Her 9-year old son comes home unexpectedly, sees them, and
hides in the bedroom closet. Then the woman's husband also
comes home. She puts her lover in the closet, not realizing
that the little boy is in there already.

The little boy says, 'Dark in here.'
The man says, 'Yes, it is.'

Boy - 'I have a golf ball.'

Man - 'That's nice.'

Boy - 'Want to buy it?'

Man - 'No, thanks.'

Boy - 'My dad's outside.'

Man - 'OK, how much?'

Boy - '$250'

A few weeks later, it happens again that the boy and the lover
are in the closet together..

Boy - 'Dark in here.'

Man - 'Yes, it is.'

Boy - 'I have sand wedge.
'The lover, remembering the last time, asks the boy, 'How
much?'

Boy - '$750'

Man - 'Sold.'

A few days later, the boys father says to the boy, 'Grab your
sand wedge and golf ball, let's go outside and have some short
game practice. The boy says, 'I can't, I sold my ball and sand
wedge dad.'

The father says, 'What?! How much did you sell them
for?'

Boy - '$1,000.'

The father says, 'That's terrible to overcharge your friends
like that. That is far more than those two things cost.
I'm going to take you to church and make you confess.'

They go to the church and the father makes the little boy sit
in the confession booth and he closes the door.

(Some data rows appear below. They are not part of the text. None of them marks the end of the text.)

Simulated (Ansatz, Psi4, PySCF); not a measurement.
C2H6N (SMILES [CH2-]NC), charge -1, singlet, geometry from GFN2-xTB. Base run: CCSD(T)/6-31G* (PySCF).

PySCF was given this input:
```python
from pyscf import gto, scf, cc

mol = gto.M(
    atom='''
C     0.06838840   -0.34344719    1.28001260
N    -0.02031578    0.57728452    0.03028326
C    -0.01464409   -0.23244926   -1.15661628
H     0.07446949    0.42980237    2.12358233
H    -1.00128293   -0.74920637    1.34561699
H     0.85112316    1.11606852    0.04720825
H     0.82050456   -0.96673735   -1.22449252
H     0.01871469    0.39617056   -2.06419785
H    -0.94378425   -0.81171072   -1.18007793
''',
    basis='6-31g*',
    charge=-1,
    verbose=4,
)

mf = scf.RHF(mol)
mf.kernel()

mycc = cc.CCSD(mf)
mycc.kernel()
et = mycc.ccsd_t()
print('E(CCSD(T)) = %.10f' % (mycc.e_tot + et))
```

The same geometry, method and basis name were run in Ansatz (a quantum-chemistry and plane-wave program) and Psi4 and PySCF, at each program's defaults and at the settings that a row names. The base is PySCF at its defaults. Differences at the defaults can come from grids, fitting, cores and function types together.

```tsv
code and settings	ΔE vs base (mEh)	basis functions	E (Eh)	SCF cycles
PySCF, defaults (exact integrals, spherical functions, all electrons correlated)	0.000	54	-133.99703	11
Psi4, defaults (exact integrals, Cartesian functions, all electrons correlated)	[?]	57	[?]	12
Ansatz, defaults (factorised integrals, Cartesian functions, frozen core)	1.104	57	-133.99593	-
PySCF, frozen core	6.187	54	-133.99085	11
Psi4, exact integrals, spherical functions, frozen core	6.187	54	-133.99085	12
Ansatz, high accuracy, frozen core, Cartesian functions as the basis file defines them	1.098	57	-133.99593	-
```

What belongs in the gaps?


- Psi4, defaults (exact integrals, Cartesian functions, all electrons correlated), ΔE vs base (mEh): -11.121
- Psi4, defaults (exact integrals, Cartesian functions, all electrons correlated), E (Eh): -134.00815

The boy says, 'Dark in here.'

The priest says, 'Don't start that shit with me again. You'r
e
in my closet now.'
That was good, Ok heres one for ya hope ya like it.

A guy goes into a Bar and orders ten Shots. The Bar Tender asks the man thats a lot of Booze something wrong. The Man says well today my best friend of 25 years tells me he's gay. It just blew my mind his wife will be so hearbroken if he tells her. Bartender says " Man Iam sorry to hear that"
A week later same guy enters the bar and orders 15 Shots. Bar tender serves his order and asks the guy whats wrong now? the man says geesh, today my 19 year old son tells me he's Gay. "Oh man thats tough" says the Bar tender.
A week later same guy enters the Bar and this time orders 25 Shots. The Bar Tender this totally disgusted with the man's rash of bad luck says " Man doesn't anybody in your life like women" The man replies " Well apparently my wife does".